5
votes

In my application, I want to enrich an infinite stream of events. The stream itself is parallelised by hashing of an Id. For every event, there might be a call to an external source (e.g. REST, DB). This call is blocking by nature. The order of events within one stream partition must be maintained.

My idea was to create a RichMapFunction, which sets up the connection and then polls the external source for each event. The blocking call usually takes not to long, but in the worst case, the service could be down.

Theoretically, this works, but I don't feel good doing it this way, as I don't know how Flink reacts if you have some blocking operations within the stream. And what happens if you have a lot of parallel streams blocking, i.e. am I running out of threads? Or how is the behavior stream-upwards at the point where the stream is parallelised?

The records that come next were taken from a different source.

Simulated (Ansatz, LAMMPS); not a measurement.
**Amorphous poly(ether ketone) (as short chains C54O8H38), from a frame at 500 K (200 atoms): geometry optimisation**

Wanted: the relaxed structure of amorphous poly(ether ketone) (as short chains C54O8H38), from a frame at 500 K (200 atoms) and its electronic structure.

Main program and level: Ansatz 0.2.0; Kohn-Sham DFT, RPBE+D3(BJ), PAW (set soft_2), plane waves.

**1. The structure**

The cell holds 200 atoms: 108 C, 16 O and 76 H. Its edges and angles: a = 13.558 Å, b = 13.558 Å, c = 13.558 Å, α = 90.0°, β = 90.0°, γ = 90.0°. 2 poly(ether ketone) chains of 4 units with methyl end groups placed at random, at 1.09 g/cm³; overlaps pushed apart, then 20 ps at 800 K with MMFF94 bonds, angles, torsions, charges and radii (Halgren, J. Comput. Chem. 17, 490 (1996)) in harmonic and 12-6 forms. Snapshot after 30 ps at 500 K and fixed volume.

Does someone else may have a similar issue and an answer to my question or some ideas how to tackle it?

1
You will not run out-of-threads. If you rests blocks, the operator is not able to make progress, Thus, back pressure will apply finally slowing down your source operators. - Matthias J. Sax
Thanks for the answer. My concern was more about if its the right approach to do such an data enrichment. - peterschrott
Hard to answer. I would assume that you pay a throughput penalty and Flink was never designed for such a use case -- Flink allows for high throughput because it decouple processing as much as possible what is contradicted if you block. But I doubt that you will "break" the system by it. - Matthias J. Sax

1 Answers

5
votes

RichMapFunction is a good starting point but prefer RichAsyncFunctionwhich is asynchronous and which not block your processing !

Careful :
1- your DB access but also be asynchronous
2- your event order may change (according to the mode used)

More details : https://ci.apache.org/projects/flink/flink-docs-release-1.2/dev/stream/asyncio.html

Hope it helps